Stephens College announced today a $1 million gift from Jeannene Booher, a 1956 graduate of the fashion program, to establish The Jeannene Booher Fashion Lecture Series to benefit the School of Design. The series will finance visits by industry leaders to campus to share their experience with students who are preparing for or interested in a career in fashion and design.
“One of the things I am most interested in is making sure our students have contacts in the fashion industry,” Booher said in her remarks.
As a student at Stephens, Booher met several fashion icons whom later changed the trajectory of her career. She hopes her gift will do the same for other fashion students.
Booher’s contribution is the second $1 million gift Stephens has received this academic year. The first came from Phyllis Henigson, a 1954 Stephens College graduate, to support the College’s new Physician Assistant Studies program.
Dr. Dianne Lynch, Stephens College president, said the lecture series would continue to elevate an already prestigious fashion program.
“As Stephens claims its place among the premier fashion programs in the world,” she said, “it is this kind of professional access and creative inspiration that will distinguish it, raise its international profile and ensure that it is building upon the reputation of the program that educated and motivated Jeannene Booher.”
Finally, Lynch said Booher’s generosity is a reflection of the Stephens woman.
“The woman I am honoring today—and a woman who is so generously honoring Stephens—embodies our community’s longstanding tradition of talent, ambition, determination and commitment to being the best, the very best, at all she does,” she said.
Jeannene Booher knows firsthand achieving success in the fashion industry requires more than raw talent. Up-and-comers need advice, encouragement and connections.
That’s why Booher, a 1956 graduate of Stephens College who has worked with some of the best designers in the country, has donated $1 million to establish The Jeannene Booher Fashion Lecture Series to benefit the School of Design.
“I had a wonderful experience at Stephens,” said Booher, who has served in the past as a Stephens College Trustee and member of the Executive Committee. “I am very happy to be able to do this.”

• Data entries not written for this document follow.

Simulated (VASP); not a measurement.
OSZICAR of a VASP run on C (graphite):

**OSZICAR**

After graduating from Stephens, Booher went on to study at the Parsons School of Design in New York City and worked with a number of design greats, including Pauline Trigère, Adele Simpson and Arnold Scaasi. She became a partner and designer for the Maggy London dress company for 10 years. Eventually, she started Jeannene Booher Ltd., where she created her own line of dresses and two-piece outfits that were sold at Neiman Marcus, Barneys, Saks Fifth Avenue and Nordstrom.
Dr. Monica McMurry, dean of the School of Design, said it is support from alumnae such as Booher that continues to elevate the caliber of the fashion program, which is ranked among the best in the world.
“The establishment of this lecture series will be added recognition and prestige of an already impressive program,” she said.
McMurry said Booher is one of the most successful designers to come out of the Stephens fashion program. She not only created stunning clothing but owned companies at a time when women in the fashion world rarely wielded such power.
“Jeannene Booher is a talented and ambitious woman,” McMurry said.
The first guest lecturer sponsored by the new series is an old friend of Booher’s, Marylou Luther, editor of the International Fashion Syndicate and writer of the award-winning Clothesline column, a question-and-answer fashion advice feature that is read weekly by more than 5 million people. Her coverage of the European collections appears in newspapers throughout the U.S.
Luther will present “Straight from the Runways” at 7 p.m. this evening in the Kimball Ballroom of Lela Raney Wood Hall on the Stephens College campus.
Booher says industry leaders such as Luther can change the trajectory of a student’s career when they make a campus visit. That’s what happened to her when New York fashion icons Mary Brooks Picken and Madam Eta Hentz spoke to her fashion class at Stephens.
Picken authored 96 books on needlework, sewing and textile arts, including “A Dictionary of Costume and Fashion.” Hentz, a designer from the 1920s, ’30s and ’40s, is best known for her Grecian-themed collection of 1943.
“They both took an interest in me and gave me their numbers,” Booher said.
Later, when Booher was a student at Parsons, she reached out to Picken, who took the young designer under her wing and introduced her to influential people in New York. She once took Booher to a cocktail party at the home of Edward R. Morrow.
Hentz would later put Booher in touch with Trigère, an unconventional designer who did not sketch her designs but rather cut and draped from bolts of fabric. Many famous women, including Beverly Sills, Evelyn Lauder, Lena Horne, Angela Lansbury, Bette Davis and Wallis Simpson, wore her fashions.
Booher remembers her first visit with Trigère. The designer glanced at Booher’s sketches and tossed them aside.
“Then she asked me, ‘Where did you get that coat you are wearing?’” Booher recalled. “I said, ‘I made it.’”
Impressed with her work, Trigère hired her on the spot.
Today, Booher is retired from fashion and enjoys traveling and painting at her home in the Berkshires.